He added, “This kind of controversy does not help me sell records or tickets, and I wouldn’t want it to. I’m a controversial artist, one who dares to have an opinion and bothers to create music and videos that challenge people’s ideas in a world that is watered-down and hollow. In my work I examine the America we live in, and I’ve always tried to show people that the devil we blame our atrocities on is really just each one of us.”

Manson wasn’t the only artist to be drawn into the moral panic. Dylan Klebold’s daily planners referenced several Nine Inch Nails songs – Piggy, Hurt, The Downward Spiral and Happiness In Slavery among them – while one of Harris’ journal entries expressed a desire to “trick” a prospective conquest into bed, referencing NIN’s Closer: “I can sweep someone off their feet, tell them what they want to hear, be all nice and sweet, and then ‘fuck ’em like an animal, feel them from the inside’ as [Trent] Reznor said.” When a journalist from [now defunct] British music magazine Select mentioned the tragedy to Reznor in 1999, in an article insensitively headlined ‘Columbine Harvester’, NIN’s mastermind was dismissive of the links between art and violence, stating, “Society can’t treat people like sheep.”

“I don’t feel that I’m irresponsible,” Reznor added. “But if I wrote a song that directly said ‘kill yourself, kill your friends’ and someone had killed themselves listening to it, I would feel terrible.”

In July 1999, speaking to Kerrang!, Marilyn Manson acknowledged that the fall-out from Columbine had taken its toll on a personal level. “It was very different from the Antichrist Superstar period, where having the whole world against you felt good. For me, personally, it was very tough. But in the end I feel like I’m more inspired than ever to make the new album.”

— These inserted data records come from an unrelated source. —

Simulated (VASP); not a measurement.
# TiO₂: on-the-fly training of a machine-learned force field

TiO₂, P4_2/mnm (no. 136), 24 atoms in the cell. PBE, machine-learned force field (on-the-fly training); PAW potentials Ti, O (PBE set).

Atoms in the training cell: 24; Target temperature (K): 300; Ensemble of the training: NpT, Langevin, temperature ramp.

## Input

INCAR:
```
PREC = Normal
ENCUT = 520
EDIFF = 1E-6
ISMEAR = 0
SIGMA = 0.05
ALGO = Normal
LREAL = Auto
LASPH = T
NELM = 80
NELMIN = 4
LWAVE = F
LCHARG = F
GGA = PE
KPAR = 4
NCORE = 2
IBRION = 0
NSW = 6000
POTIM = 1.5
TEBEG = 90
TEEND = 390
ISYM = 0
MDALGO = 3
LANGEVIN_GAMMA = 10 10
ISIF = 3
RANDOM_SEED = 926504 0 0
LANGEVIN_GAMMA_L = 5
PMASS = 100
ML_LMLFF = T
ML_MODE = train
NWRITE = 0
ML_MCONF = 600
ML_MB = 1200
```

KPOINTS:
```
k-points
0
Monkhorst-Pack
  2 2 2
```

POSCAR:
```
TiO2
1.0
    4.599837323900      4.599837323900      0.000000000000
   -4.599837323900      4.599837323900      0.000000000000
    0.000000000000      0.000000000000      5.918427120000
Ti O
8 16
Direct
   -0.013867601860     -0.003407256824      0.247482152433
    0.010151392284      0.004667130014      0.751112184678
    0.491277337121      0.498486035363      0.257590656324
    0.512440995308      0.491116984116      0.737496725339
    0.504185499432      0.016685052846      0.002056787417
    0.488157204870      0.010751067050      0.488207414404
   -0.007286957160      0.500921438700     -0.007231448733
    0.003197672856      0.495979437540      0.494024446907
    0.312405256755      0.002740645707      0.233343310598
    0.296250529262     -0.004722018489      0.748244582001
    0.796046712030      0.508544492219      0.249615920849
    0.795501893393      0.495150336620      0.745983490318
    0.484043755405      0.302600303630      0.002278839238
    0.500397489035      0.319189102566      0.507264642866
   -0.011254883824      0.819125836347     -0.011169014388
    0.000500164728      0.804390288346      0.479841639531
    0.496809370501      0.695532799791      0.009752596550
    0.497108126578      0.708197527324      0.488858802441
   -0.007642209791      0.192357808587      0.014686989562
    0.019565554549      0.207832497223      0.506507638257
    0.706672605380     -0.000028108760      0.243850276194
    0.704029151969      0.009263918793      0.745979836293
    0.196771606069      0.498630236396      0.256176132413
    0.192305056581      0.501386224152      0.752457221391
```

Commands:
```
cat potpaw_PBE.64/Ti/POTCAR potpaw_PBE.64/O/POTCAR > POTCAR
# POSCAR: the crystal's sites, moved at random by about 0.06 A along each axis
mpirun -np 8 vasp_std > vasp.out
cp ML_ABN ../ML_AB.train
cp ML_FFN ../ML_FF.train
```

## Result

Billed as a “declaration of war”, that album, 2000’s Holy Wood (In The Shadow Of The Valley Of Death), remains the single most brilliant piece of work of Manson’s storied career, with scathing singles Disposable Teens, The Fight Song and The Nobodies undeniably influenced by the horrific events in Colorado the previous year. Asked by Kerrang! to rank his albums, the singer selected Holy Wood… as his definitive work, saying, “This is the most important record, in my heart, maybe because it came straight after Columbine. It’s not my most personal or confessional record, but maybe in some ways it is because I was talking about all the things in my head.”

In 2001, Manson played his first gig in Denver in the wake of the tragedy, as part of Ozzfest: he later stated that he received “hundreds” of death threats ahead of his performance. Before the show, the singer was interviewed by filmmaker and activist Michael Moore, for a segment in what became the 2002 documentary Bowling For Columbine. “If you were to talk directly to the kids at Columbine, or the people in that community, what would you say to them if they were here right now?” Moore asked. Manson’s response was instant. “I wouldn’t say a single word to them,” he answered. “I would listen to what they have to say. And that’s what no-one did.”

Sadly, the Columbine High School shootings will forever be an unavoidable part of the Marilyn Manson story. Speaking to the Guardian in 2017, Manson admitted, “Honestly, the Columbine era destroyed my entire career at the time.” In 2018, speaking to Kerrang!, the singer reiterated that the period was “a real fucking terrible time”, but told a revealing, and heartening, story. Addressing the fact that he was wearing what looked like a Columbine football jersey in the photos on the cover, he revealed that the shirt had indeed been made by a former Columbine student who had survived the slaughter.

“He was there when it happened and he made it for me as a gesture saying, ‘I don’t feel like you deserve to be blamed for it because it wasn’t your fault,’” Manson said. “It was a great gesture.”

“Columbine shut my life down, but I’m not afraid to do what I do.”